Toll Brothers Inc., the largest U.S. luxury homebuilder, reported a 24 percent rise in quarterly revenue, as customers bought homes at higher prices, undeterred by rising mortgage rates.
Toll typically targets affluent customers with spotless credit records and, so, has not been hit as much as some of its peers have been by higher interest rates, which hit a two-year high in July.
Order growth at Toll slowed to 26 percent in the third quarter ended July 31 from 36 percent in the second and 49 percent in the first quarter.
However, the rate was higher than that reported by D.R. Horton Inc. and PulteGroup Inc. in the latest quarter.
Horsham, Pennsylvania-based Toll said average selling price of its homes rose 13 percent to $651,000 in the quarter.
"We believe the recovery is real and we are in the early stages of the rebound," Toll Chief Executive Douglas Yearley said in a statement on Wednesday.
The company, which builds houses in 19 states across the U.S., is also one of the few builders that does not need to ramp up buying land as it already has a land bank in urban areas, where it can consistently raise prices.
Toll said it ended the third quarter with 47,200 lots developed for construction, up from 39,200 a year earlier.
The company, which had 225 communities at the end of the quarter, expects this count to grow by 10-15 percent by its fiscal year ending October 2014.
The No.3 builder in the U.S., Lennar Corp. is the other builder whose large land assets have allowed it to continue a strong sales pace.
Until July, Toll enjoyed being the only listed luxury U.S. homebuilder, which gave it access to easy financing to recover from the financial crisis.
Toll's smaller peer WCI Communities Inc. went public late last month, joining a string of builders tapping the stock market as they aim to meet the burgeoning demand for homes in the country.
WCI said its revenue rose 72 percent, with a 15 percent jump in orders in the second quarter ended June 30.
In the third quarter, Toll's backlog rose 56 percent to 4,001 units, with a value of $2.84 billion, up 75 percent.

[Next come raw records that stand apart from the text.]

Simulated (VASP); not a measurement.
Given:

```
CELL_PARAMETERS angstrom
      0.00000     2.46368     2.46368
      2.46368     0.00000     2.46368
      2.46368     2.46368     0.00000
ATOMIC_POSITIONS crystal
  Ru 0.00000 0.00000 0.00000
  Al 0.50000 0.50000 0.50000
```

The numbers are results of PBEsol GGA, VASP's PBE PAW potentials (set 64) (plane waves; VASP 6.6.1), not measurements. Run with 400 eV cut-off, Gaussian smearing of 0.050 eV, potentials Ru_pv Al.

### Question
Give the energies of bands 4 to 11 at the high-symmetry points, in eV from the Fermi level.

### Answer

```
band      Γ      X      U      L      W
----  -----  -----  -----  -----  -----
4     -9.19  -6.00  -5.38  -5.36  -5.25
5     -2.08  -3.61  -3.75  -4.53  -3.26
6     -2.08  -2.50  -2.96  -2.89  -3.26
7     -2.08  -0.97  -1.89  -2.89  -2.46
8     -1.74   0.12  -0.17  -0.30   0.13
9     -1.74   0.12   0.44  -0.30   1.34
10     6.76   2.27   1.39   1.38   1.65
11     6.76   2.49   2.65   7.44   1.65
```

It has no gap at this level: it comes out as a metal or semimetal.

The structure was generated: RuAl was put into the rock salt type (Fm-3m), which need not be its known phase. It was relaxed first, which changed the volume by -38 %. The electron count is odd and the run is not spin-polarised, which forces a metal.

Toll forecast revenue between $2.46 billion and $2.62 billion for full year 2013 with total home deliveries of 3,925 to 4,125 units.
Net income fell to $46.6 million, or 26 cents per share, from $61.6 million, or 36 cents per share, a year earlier. Revenue rose 24 percent to $689.2 million.
Shares of the company have fallen more than 20 percent after touching an 8-1/2-year high in May. They closed at $31.64 on the New York Stock Exchange on Tuesday.